Note: MusicGen weights are released under a CC-BY-NC 4.0 License, and cannot be utilized for commercial purposes. Please read the license to verify if your use case is permitted.
Laboratory OS
Launch a dedicated cloud GPU server running Laboratory OS to download and run MusicGen using any compatible app or framework.
Direct Download
Must be used with a compatible app, notebook, or codebase. May run slowly, or not work at all, depending on local system resources, particularly GPU(s) and available VRAM.
Experiment with various cutting-edge audio generation models, such as Bark (Text-to-Speech), RVC (Voice Cloning), and MusicGen (Text-to-Music).
Model Report
Meta / MusicGen
MusicGen is a text-to-music generation model developed by Meta's FAIR team as part of the AudioCraft library. The model uses a two-stage architecture combining EnCodec neural audio compression with a transformer-based autoregressive language model to generate musical audio from textual descriptions or melody inputs. Trained on approximately 20,000 hours of licensed music, MusicGen supports both monophonic and stereophonic outputs and demonstrates competitive performance in objective and subjective evaluations against contemporary music generation models.
Explore the Future of AI
Your server, your data, under your control
MusicGen is a generative artificial intelligence model developed by the FAIR team at Meta AI for text-to-music synthesis. The model is a component of the AudioCraft library, which provides a suite of tools and models for audio generation and processing using deep learning techniques. Introduced in 2023, MusicGen is trained to generate high-fidelity musical audio conditioned on textual descriptions or, optionally, melody inputs. It supports both monophonic and stereophonic outputs and has been released for research and non-commercial use.

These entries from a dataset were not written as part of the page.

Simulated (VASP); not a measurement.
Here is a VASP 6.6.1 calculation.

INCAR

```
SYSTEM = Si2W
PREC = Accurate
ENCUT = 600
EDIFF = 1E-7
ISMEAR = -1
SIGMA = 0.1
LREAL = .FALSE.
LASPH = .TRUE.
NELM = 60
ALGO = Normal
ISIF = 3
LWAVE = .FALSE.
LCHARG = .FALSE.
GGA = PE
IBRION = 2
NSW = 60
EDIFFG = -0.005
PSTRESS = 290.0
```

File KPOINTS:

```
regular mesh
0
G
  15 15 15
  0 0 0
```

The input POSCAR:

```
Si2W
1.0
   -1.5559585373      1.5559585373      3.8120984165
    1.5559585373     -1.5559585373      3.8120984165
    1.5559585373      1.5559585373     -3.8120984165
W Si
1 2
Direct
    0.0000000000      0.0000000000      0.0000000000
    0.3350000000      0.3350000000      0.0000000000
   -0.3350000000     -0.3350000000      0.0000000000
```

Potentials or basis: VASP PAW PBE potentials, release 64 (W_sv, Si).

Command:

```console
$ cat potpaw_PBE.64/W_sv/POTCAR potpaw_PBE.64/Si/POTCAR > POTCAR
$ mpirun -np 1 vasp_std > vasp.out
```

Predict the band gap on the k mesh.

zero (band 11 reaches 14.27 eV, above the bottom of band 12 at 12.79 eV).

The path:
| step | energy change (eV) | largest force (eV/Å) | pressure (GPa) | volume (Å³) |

A conceptual flow diagram showing how MusicGen transforms a text prompt into an audio music output. Example prompt: 'Lo-fi song with organic samples, saxophone solo.'
MusicGen employs a two-stage architecture combining a neural audio codec and a transformer-based autoregressive language model. The core audio representation is built upon EnCodec, a convolutional auto-encoder with Residual Vector Quantization (RVQ). Audio is tokenized into discrete codes, which the generative model then predicts sequentially.
The EnCodec model encodes audio signals at a 32 kHz sample rate into a latent representation, which is quantized using four stacked codebooks, each with 2048 entries. This process yields a discrete sequence of tokens representing the audio content. For stereo generation, EnCodec is applied independently to the left and right channels, producing eight codebooks per frame.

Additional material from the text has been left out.